Then she was handcuffed and led off and her two children aged three and five put in the care of their grandmother. The police allegedly produced no search warrant or statement of charges.

One can only guess why the Chinese authorities did this on the eve of Mary Robinson's much-anticipated first visit to China as United Nations Human Rights Commissioner from September 6th to 15th. Almost certainly it had to do with Ms Liu's travel plans. She had booked a ticket to the United States for Monday to rejoin her husband and the security police usually make their move as someone out of favour is about to leave.

The interview with Mr Bao may have been part of the problem. Foreign news organisations had been warned off from talking to Mr Bao, who spent seven years in jail for encouraging the pro-democracy protests in 1989 and who continues to advocate democracy.

Also Ms Liu, a Chinese passport-holder with permanent resident rights in the US who had left China in 1989 and studied journalism in New York, had been working as a freelance journalist at a foreign bureau, which Chinese citizens are not allowed to do. She was also not accredited as a journalist with the Foreign Ministry.
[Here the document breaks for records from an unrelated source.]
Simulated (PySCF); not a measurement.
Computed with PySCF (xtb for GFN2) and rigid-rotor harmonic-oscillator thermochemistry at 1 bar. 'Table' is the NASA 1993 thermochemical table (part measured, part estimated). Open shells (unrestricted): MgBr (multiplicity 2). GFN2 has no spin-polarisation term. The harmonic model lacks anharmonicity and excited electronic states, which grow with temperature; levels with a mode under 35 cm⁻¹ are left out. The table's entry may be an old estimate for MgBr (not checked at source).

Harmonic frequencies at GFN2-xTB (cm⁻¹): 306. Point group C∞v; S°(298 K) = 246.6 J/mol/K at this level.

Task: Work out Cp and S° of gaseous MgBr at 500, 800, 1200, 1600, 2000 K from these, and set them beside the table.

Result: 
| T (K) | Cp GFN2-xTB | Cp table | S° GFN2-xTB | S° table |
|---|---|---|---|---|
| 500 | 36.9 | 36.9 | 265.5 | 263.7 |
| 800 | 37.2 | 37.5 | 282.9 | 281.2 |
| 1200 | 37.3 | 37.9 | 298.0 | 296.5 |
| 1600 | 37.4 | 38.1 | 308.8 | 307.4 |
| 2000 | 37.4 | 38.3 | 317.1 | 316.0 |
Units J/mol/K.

There may be other reasons that we do not know. The incident certainly sends a message to aspiring Chinese journalists, and raises questions about the responsibilities of western news agencies in hiring them. But nothing could be more sure to serve notice to Mrs Robinson, who arrives in Beijing tomorrow, that China has a long way to go regarding the right to a free flow of information.

She is being pressed by international media groups to raise the case, though individual detentions are unlikely to dominate Mrs Robinson's agenda. She is almost certainly focused on fact-finding, dialogue and signs of progress on a broad front.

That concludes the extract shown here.